Copy Text from PDF with no Broken-Up Lines, "Stripmail"

Just wanted to share this trick with you: if you have ever tried to copy text from a PDF document and paste it into the text field of a new LingQ’s lesson, you will have surely noticed that lines are broken up, as if one were reading poetry instead of prose.

I’ve found a simple program (1kb in size) that solves this problem. It is called “StripMail”. I recommend reading the following step-by-step guide, not only it guides you through the installation process, but also shows how to assign a keyboard shortcut to a script that launches StripMail in the background, does the text-formatting work, and closes it, all in a matter of microseconds.

http://goo.gl/gP2ML

IMPORTANT: I’m using this program on a Windows Seven 64-bit computer. The files “stripmail.exe” and “stripmail.bat” [the above guide shows you how to create the latter] must be located in “C:/Program Files/StripMail/”, NOT “C:/Program Files (x86)/StripMail/” in order for everything to work properly.


TEXT COPIED FROM A PDF FILE

Hans-Christian Ströbele (Bündnis
90/Die Grünen) ist Mitglied des
Deutschen Bundestags. Er hat
2009 für seine Partei das einzige
Direktmandat gewonnen.

SAME TEXT PROCESSED BY STRIPMAIL

Hans-Christian Ströbele (Bündnis 90/Die Grünen) ist Mitglied des Deutschen Bundestags. Er hat 2009 für seine Partei das einzige Direktmandat gewonnen.

If there was a way to do it without breaking the formatting… (I prefer to see numbers of articles in legal texts in bold to distinguish different articles easily)

Eugene, there seems to be no way, either automated or manual, to keep text in bold or italics.

I use ABBYY FineReader to convert a PDF (including files that are already text-based and need no OCR) into DOC. Afterwards the formatted text from the DOC file can be easily copied into LingQ, but there are lots of line breaks then.

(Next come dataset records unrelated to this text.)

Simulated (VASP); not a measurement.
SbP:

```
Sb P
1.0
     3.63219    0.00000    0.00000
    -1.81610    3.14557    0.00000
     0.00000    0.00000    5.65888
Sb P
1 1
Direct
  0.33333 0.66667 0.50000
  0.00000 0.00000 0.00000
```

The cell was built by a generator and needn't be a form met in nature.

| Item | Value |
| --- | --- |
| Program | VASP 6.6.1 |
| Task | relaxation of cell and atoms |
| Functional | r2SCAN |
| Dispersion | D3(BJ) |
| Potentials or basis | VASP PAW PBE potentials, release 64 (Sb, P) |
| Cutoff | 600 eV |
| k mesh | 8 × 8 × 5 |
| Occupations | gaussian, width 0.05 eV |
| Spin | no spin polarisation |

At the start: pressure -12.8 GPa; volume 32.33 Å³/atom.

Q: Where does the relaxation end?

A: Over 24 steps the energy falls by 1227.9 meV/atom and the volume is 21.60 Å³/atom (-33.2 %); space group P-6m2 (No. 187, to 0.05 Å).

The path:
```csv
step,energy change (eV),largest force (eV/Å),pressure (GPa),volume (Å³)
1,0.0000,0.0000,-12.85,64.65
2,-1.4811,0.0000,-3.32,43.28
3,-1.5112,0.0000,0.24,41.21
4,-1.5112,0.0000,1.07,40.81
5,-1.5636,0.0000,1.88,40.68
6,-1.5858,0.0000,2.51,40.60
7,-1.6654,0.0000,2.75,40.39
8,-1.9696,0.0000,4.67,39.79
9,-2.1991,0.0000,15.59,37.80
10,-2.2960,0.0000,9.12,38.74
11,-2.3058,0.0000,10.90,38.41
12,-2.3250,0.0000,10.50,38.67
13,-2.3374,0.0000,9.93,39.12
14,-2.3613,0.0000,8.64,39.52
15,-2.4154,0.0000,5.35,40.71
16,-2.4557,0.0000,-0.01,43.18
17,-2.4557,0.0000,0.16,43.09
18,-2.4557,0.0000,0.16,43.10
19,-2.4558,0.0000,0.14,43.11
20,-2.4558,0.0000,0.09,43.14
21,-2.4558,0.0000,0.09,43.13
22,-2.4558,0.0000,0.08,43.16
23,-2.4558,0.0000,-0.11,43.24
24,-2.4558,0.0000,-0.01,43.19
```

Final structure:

@hape Don’t you know a way that wouldn’t ruin formating?
I have no line breaks in a Word document, but they appear as I import the text from it into LingQ :frowning:

This is a problem of Firefox that I’ve reported about 1 months ago. Chrome and Internet Explorer are working fine.

@VeraI I used Chrome to do my last import of the text copied from Word and still: misplaced line breaks all over. As of FireFox, it doesn’t even save the formatting.